Wednesday, June 27, 2012

Running Backs Get No Respect

Back in the day a featured running back was a commodity. Most teams coveted a back that was durable, physical, and capable of being the focal point of an offense. Today's NFL is different. In a pass happy league a dominant running back is a nice bonus, but not a necessity. As the emphasis on the running game has changed there have been several casualties.

1,000 yard rusher Cedric Benson is getting little interest. Maurice Jones-Drew was responsible for 40% of Jacksonville's offense last season, yet the Jaguars refuse to reward him with long term security. Matt Forte is one of the league's most versatile players, but Chicago signed Michael Bush in the off season as an insurance policy. Why is this trend so prevalent?

There is a fear that running backs will break down. NFL teams would prefer to replenish the position with young talent rather than take the chance on an aging veteran. After 5 years in the league running backs are considered over the hill. There is no loyalty and past success means absolutely nothing. Running backs can be replaced on a whim because most organizations don't want to take the risk on an asset they assume will have diminishing returns in the future.

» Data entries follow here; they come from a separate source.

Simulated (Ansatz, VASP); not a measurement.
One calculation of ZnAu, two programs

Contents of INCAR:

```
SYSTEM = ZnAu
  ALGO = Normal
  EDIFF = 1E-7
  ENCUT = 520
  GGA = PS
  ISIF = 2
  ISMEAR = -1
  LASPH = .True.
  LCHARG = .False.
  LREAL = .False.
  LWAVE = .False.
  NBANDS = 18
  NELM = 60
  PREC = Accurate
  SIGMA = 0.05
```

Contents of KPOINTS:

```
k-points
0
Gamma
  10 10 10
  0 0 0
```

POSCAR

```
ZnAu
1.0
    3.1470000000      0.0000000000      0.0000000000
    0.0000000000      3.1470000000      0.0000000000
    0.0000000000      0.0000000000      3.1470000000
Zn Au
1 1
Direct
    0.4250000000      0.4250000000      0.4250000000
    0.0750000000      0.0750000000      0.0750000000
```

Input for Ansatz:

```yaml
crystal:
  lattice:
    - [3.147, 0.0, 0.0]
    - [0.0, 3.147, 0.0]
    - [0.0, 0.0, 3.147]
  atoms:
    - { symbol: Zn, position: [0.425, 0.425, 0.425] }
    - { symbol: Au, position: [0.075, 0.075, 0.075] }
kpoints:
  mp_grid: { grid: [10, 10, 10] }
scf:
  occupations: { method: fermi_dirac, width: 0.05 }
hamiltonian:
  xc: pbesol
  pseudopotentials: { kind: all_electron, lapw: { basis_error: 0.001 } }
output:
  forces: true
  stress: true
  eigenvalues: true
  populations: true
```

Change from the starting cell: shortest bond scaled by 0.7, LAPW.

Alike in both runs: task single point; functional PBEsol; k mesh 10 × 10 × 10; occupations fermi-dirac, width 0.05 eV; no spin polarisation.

The dominant running back is a dying breed because the game has become so physical. The players are bigger, stronger, and faster than ever before and running backs simply can't endure the weekly pounding for very long. It is the nature of the sport and not the players themselves that warrant the change in philosophy. There will still be great running backs, but their window of greatness will only be open for a short period of time. Don't get too attached to these guys, especially if the NFL expands to an 18 game season. The moment you bring them into your hearts they'll be gone like the wind. Rest easy Emmitt Smith. Your record will never be broken.